For me the ethereum community has been a breath of fresh air and is far more progressive than those left in the bitcoin world. After seeing the ethereum community gracefully handle the 2016 DOA hack with a hard fork, I was sold. Ethereum's community understood technology serves us, not the other way around while acknowledging and actively working toward solving problems bitcoiners often simply ignore.

I believe in the human spirit of solving problems through technology. Ethereum is not a panacea, but the ethereum project tries to remember that progressive spirit.


Disclaimer: I hold positions in both, more in Ethereum.

1. Both are very complex. How did you compare?
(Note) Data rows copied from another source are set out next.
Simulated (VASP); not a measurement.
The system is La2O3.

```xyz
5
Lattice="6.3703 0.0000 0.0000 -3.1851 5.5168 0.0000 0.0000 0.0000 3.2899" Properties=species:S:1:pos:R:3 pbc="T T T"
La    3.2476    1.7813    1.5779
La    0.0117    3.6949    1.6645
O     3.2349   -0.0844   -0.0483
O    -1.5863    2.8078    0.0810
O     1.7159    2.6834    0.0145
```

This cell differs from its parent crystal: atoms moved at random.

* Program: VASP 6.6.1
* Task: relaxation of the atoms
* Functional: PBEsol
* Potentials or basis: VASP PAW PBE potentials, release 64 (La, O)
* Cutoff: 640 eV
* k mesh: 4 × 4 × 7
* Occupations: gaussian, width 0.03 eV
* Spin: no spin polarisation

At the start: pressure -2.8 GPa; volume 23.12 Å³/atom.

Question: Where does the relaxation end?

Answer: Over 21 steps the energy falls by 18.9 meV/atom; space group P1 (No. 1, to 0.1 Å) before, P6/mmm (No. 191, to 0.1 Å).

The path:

2. "Constantly coming up with new terms and features and "new hot thing"" - this is a fact. "to try and pump the price" - this is a speculation. Even if it is not - I don't know why is it necessarily bad. That is one of the major goals of every company applying to YC, or doing any kind of innovation in business.

3. Technically, all the use cases for Bitcoin are the same as the use cases for Ethereum, AFAIK.

4. It has the same proof of work system with miners, so in the end Buterin has the same 0 direct control over it, as Nakamoto would over Bitcoin. True, a lot of influence.

5. "97.3% of all statistics are made up."



Except Bitcoin. And the market justly reflects it via price.


Erm, no, check my links.

Remember: Markets can stay irrational longer than you can stay solvent.


Okay, now I think your comments endlessly calling ethereum a scam are starting to make sense. It seems like you're a bitcoin maximalist, no?


Ethereum has the first ever decentralized banking system based on on-chain smart contracts. I'm earning high interest on usd stablecoins for several months now. The interest rate was double digit until very recently, but even 5% is still very good for a completely anonymous system. DAI itself is a decentralized usd stablecoin, meaning it can't be confiscated by the issuer. It's overcollateralized by locked eth. Anyone can generate new dai after locking eth. Those two together make the previously impossible possible - an Iranian or Venezuelan citizen earning interest on a USD-denominated savings. This is all called DeFi. Once mortgages and other external assets are tokenized, it's going to allow fully decentralized mortgages.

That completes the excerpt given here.